Our olfactory nerves are plugged directly into the cerebral cortex. All other sensory perceptions first make the detour via the thalamus and are filtered there, and are briefly weighed up and weighed in on the importance of passing on to our consciousness or not, but smells are allowed to pass unhindered.
In Dylan’s mini-novella “Floater (Too Much To Ask For)” it is also a scent that triggers a Proust-like stream of memories with the narrator, the scent of burning softwood in this case. The narrator, presumably a floater, an odd-jobber perhaps, is on his way to an unpleasant task; he is going to kick someone out. His reluctance makes him susceptible to distraction; on the way, light, smells, sounds and images seduce him to flee into reminiscing.
Rural idyll, that might be the easiest way to summarize those memories. A slow, lazy summer day, in love with a second cousin, bobbing in a boat as he catches one catfish after the other. A setting like in The Adventures of Tom Sawyer (Mark Twain, 1876), presumably somewhere in Mississippi, Tennessee, or, given the tobacco reference, perhaps Virginia. Floating Along on the man’s dream sites, fractions of his life story do loom up. Raised in a harmonious family, in a family that apparently has been at home here for generations. And presumably that is one of the reasons he never got out of here, unlike most of his classmates.
The floater did stay, has given up its dreams and is now rummaging around without much ambition. Choice of words and the reference to the boss suggest that his livelihood is not very honourable; he has become one of those hangers-on, of the followers who do dirty jobs for the boss – like kicking someone out.

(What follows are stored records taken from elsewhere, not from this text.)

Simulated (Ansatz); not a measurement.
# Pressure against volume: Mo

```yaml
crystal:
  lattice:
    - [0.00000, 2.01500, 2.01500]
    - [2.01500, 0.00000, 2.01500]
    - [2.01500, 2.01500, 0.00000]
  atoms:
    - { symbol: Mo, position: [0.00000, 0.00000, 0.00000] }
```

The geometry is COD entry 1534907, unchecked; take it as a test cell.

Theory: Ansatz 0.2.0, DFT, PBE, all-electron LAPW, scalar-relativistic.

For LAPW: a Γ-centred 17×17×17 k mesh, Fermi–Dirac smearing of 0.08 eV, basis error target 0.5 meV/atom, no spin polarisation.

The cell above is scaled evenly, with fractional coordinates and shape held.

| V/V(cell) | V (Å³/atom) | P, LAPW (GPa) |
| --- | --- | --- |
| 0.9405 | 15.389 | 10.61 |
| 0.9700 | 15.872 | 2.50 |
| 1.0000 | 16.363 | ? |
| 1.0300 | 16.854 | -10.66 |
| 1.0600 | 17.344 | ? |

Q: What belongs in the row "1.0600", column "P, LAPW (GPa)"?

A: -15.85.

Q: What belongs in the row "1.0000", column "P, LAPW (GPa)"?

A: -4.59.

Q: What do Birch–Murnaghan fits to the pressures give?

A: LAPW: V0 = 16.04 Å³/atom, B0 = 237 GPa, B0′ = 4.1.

Perhaps. Or he will show his life partner, that second cousin, the door. She wants him to give something up, and she may shed tears all she wants – it’s too much too ask.
The ambiguous title points at a more criminal interpretation, though (a floater being a floating, unidentified corpse) and, more importantly, the most important source of the text: the Japanese gangster epos Confessions Of A Yakuza by Dr. Junichi Saga.
Dylan copies and paraphrases no fewer than eight text fragments – 144 of the 475 words, approximately one third, come almost directly from Saga’s novel. Among them memorable lines, like the punch line. At Saga it says: Tears or not, though, that was too much to ask. And the other 331 words are also hardly Dylanesque. A word like “dazzling”, for example, is nowhere to be found in Dylan’s abundant, word-rich catalog. Yes, one time in his autobiography Chronicles, but there he quotes from an age-old folk song (“Roger Esquire,” another song learned from Webber, was about money and beauty tickling the fancy and dazzling the eyes).
The word is somewhat archaic. In the work of Herman Melville, so admired by Dylan, it is used dozens of times (’tis good as gazing down into the great South Sea, and seeing the dazzling rays of the dolphins there, Redburn, 1849) and the English translators of Proust sometimes choose it too (for example On this day of dazzling sunshine, to remain until nightfall with my eyes shut was a thing permitted, from the fifth part of the Temps Perdue, ‘The Captive’, 1923).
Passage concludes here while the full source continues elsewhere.